Railway Safety III
Bill Long 10/29/05
Applying/Upholding the Act
Before looking at one of the first challenges to the Railway Safety Appliance Act of 1893 (the Act went into effect in on 1/1/1898), it might be helpful to place this Act side by side with the NY State health and safety statute passed in 1897 which was overturned in Lochner (1905). By the way, the Appliance Act, also a safety statute, would be upheld by the Court in 1904. That is, the railway safety act would be assumed constitutional (the challenge in 1904 was not to its validity but to its application to the facts of the case) while the statute setting conditions for bakeries was not. Well, to be more specific, what seemed to get the Court's dander up in Lochner was the limitation of working hours to 60/week (which violated a person's liberty to contract) while the Appliance Act of 1893 only related to safety equipment on trains and had nothing to do with work hours. Yet, both were health and safety laws; one was upheld and one was overturned. My discussion of Lochner is here; let's turn now to the challenge to the application of the 1893 Act.
Johnson v. Southern Pac (196 US 1 (Dec. 1904))

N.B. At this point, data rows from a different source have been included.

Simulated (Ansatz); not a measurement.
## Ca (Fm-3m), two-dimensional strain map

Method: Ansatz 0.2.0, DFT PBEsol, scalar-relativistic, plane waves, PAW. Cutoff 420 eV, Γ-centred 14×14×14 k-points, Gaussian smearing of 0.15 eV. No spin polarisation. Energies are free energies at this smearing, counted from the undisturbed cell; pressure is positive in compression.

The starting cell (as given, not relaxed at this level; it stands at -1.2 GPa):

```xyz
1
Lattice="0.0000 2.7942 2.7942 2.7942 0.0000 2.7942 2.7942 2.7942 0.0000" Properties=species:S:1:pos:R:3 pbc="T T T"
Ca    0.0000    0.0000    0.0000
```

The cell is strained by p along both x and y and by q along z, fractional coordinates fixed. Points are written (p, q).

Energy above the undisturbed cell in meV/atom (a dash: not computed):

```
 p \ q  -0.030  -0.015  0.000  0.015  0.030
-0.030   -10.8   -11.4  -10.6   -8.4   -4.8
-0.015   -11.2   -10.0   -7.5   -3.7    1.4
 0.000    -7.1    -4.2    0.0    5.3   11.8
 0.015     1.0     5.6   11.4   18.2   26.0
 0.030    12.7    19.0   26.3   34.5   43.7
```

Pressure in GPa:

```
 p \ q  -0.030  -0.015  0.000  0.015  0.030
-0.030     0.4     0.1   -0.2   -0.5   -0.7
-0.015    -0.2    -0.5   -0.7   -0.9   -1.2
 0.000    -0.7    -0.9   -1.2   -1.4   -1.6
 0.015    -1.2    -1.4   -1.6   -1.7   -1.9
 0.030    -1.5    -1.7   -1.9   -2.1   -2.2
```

At issue in Johnson was whether the 1893 Act removed the applicability in this case of the doctrine of assumption of the risk, which, as we have seen, was the primary doctrine protecting the railroads from liability in the previous decades. Let's listen to the Court's brief recitation of the facts:
"August 5, 1900, Johnson was acting as head brakeman on a freight train of the Southern Pacific Co...On reaching the town of Promontory, UT, Johnson was directed to uncouple the engine from the train and couple it to a dining car, belonging to the company, which was standing on a side track, for the purpose of turning the car around preparatory to its being picked up and put on the next westbound passenger train. The engine and the passenger car were equipped, respectively with the Janney coupler and the Miller hook, so called [i.e., they complied with the 1893 Act]."
However, as luck would have it, the coupler seemed not to be working properly, Mr. Johnson climbed between the cars to make the connection and had his hand crushed between the engine bumper and dining car bumper, leading to amputation above the wrist. At trial the judge instructed the jury to find a verdict in defendant's favor, and the Eighth Circuit Court of Appeals affirmed.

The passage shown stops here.